Before we can say, “Just fuck and get it over with,” Natasha and Barton grapple (not in that good way) for the right to die for all their past indecencies… and Barton returns to Avengers HQ with the Stone probably heaviest in price. Again, I must commend the writing and performances: it would have been so easy for the writers to simply make the characters mouth, “I love you” to each other with maudlin ease – but that is studiously avoided in lieu of deflective argument and tough love gestures. And Jeremy Renner, who never had much to do in these AVENGERS films, ups his screentime, poignancy and his gravitas (not to mention his mating potential, laydayz: that sleeve-tatt and Mohawk – oh, he’s a bad boy now!). But don’t weep, Millennial Marvelites; there’s a BLACK WIDOW film slated for release in 2021. So, dead, yeh, but starring in upcoming film, with dolls on the assembly line ready for shipping. It’s time travel who cares fuck you.

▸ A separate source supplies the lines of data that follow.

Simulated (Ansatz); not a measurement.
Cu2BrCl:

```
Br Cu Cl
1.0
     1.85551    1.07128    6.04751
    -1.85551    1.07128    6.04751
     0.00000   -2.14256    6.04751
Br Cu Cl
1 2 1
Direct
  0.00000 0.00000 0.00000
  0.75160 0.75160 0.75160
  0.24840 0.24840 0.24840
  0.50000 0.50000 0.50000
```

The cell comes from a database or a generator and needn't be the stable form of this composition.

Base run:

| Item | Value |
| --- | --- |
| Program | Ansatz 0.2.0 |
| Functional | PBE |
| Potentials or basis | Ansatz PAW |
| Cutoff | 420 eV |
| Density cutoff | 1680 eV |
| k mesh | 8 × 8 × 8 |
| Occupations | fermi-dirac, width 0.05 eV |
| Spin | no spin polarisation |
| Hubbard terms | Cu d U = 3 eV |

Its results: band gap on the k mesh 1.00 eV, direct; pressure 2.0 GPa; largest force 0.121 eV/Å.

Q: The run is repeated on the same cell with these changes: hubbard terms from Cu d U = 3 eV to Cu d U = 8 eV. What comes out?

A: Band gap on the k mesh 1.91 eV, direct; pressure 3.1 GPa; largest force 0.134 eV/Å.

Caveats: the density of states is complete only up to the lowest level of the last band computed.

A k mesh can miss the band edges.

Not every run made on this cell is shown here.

thanos’s infinity gauntlet
is LEFT-HANDED (because us Lefties are evil, ‘member?), and when Tony makes a gauntlet to house the Infinity Stones – it is RIGHT-HANDED. And when he snaps, the Stones all gather – on his RIGHT glove.
So in ENDGAME, the women get their moment (Captain Marvel, Wasp, Gamora), and no more disrespect for minorities (War Machine, Panther, Mantis), and the gays have their day (Korg, Meek, Ebony Maw). But when is someone going to give us Lefties the respect we deserve?… See? It’s always something with this superstitious, ignorant, racist, misogynistic, small-minded, xenophobic dung heap we call humanity.
Remember when Thanos killed Loki (Tom Hiddleston) at the beginning of INFINITY WAR? “No resurrections this time.” Marvel say, “Ha! Just kidding!” (Here, Loki appears in the 2012 sequence, so – laydayz…)
Hulk snaps. Life restored. Screams as his arm is destroyed by the Stones. Question: Why didn’t Thor – who can withstand the power of a star – do the snapping? Answer: because Thor is fat, and fat people are not powerful. And Hulk only got burned because he is now a girlyman intellectual (a she-hulk?). In this world where men can’t be Men anymore, see how the writers insidiously play off human prejudices to usurp these men’s potency, not through the malice of a villain, but through the power of whining SJWs, the greatest villains of all – to MAN-kind. Comics Hulk and comics Thor have performed deeds the likes of which qualifies them to take on Thanos alone, but there are so many powered beings here, the filmmakers can afford to heed the whining of social media and de-power these two literal strongest Avengers.
Birds may be chirping, and Hawkeye’s wife may be calling, but Nebula’s WiFi has alerted Thanos From Before to the time-heist – and the big blue ballsac teleports from 2012 to the present! Now there was a time twist no one saw coming! As Tony says, “We screwed with time – now time’s hitting back!” Thanos literally goes Back To The Future!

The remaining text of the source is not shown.